OVERLOOKED: The Securities Exchange Commission has slapped Kansas with fraud charges for failing to disclose the shoddy shape of the state’s pension program during 2009 and 2010.
By Travis Perry │ Kansas Watchdog
OSAWATOMIE, Kan. — The Securities Exchange Commission has levied fraud charges against Kansas for actions taken under the administration of Democratic Gov. Mark Parkinson.
At issue is the state’s failure to disclose the poor state of the Kansas Public Employee Retirement System while simultaneously raising $273 million through a series of eight bonds in 2009 and 2010. Failure to disclose the massive unfunded pension liability “created a repayment risk for investors in those bonds,” investigators reported.

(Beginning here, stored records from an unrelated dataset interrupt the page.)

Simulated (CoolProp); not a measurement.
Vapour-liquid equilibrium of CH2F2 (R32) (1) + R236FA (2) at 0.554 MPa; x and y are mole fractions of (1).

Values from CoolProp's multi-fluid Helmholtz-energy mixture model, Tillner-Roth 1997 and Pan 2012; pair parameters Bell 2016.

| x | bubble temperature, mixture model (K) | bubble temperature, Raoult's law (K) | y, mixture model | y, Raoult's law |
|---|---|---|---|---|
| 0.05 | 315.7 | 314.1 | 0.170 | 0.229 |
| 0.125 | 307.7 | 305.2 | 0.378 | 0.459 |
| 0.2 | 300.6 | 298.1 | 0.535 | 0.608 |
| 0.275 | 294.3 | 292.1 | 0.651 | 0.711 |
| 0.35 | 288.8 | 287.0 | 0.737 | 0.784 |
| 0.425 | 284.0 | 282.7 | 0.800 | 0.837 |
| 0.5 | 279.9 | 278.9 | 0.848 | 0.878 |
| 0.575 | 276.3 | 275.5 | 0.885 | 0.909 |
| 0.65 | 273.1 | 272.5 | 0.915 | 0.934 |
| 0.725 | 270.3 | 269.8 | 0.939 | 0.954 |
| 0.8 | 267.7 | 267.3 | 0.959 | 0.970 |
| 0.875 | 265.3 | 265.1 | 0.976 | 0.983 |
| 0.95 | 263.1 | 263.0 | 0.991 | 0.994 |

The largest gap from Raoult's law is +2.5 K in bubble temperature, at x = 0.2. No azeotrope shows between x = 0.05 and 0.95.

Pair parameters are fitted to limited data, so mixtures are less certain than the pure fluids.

According to the SEC’s order against Kansas, the series of bond offerings were issued through the Kansas Development Finance Authority (KDFA) on behalf of the state and its agencies. According to one study at the time, the Kansas Public Employees Retirement System (KPERS) was the second-most underfunded statewide public pension system in the nation. In the offering documents for the bonds, however, Kansas did not disclose the existence of the significant unfunded liability in KPERS. Nor did the documents describe the effect of such an unfunded liability on the risk of non-appropriation of debt service payments by the Kansas state legislature.
Federal investigators blame “insufficient procedures and poor communications between the KDFA and the Kansas Department of Administration” for the lie of omission. View the full SEC order here.
“Kansas failed to adequately disclose its multi-billion-dollar pension liability in bond offering documents, leaving investors with an incomplete picture of the state’s finances and its ability to repay the bonds amid competing strains on the state budget,” LeeAnn Ghazil Gaunt, chief of the SEC Enforcement Division’s Municipal Securities and Public Pensions Unit, said in the news release. “In determining the settlement, the Commission considered Kansas’s significant remedial actions to mitigate these issues as well as the cooperation of state officials with SEC staff during the investigation.”
Duane Goossen, former Kansas Director of Budget.
While the troubles brewed under Democratic Gov. Kathleen Sebelius and bounced to Parkinson, Kansas began reforming matters in 2011 following the election of Republican Gov. Sam Brownback. According to the SEC’s cease-and-desist order, changes included new procedures designating responsible individuals within critical state agencies, mandated closer communication and cooperation between state agencies, established a state disclosure committee and required annual training for key personnel.
Duane Goossen, who served as budget director for Sebelius and Parkinson, didn’t return calls for comment from Kansas Watchdog.
“Since taking office, I have made restoring the health of our KPERS system a priority. Reforms passed by the Legislature in 2012 resulted in an improved KPERS system, benefiting our teachers and other public employees,” Brownback said in a prepared statement Monday. “Through reforms that included boosting employer and employee contributions and creating a new cash balance plan for individuals hired after 2015, we have taken what was once the second-worst funded pension system in the nation and made significant strides, including reducing its projected debt by almost $500 million.”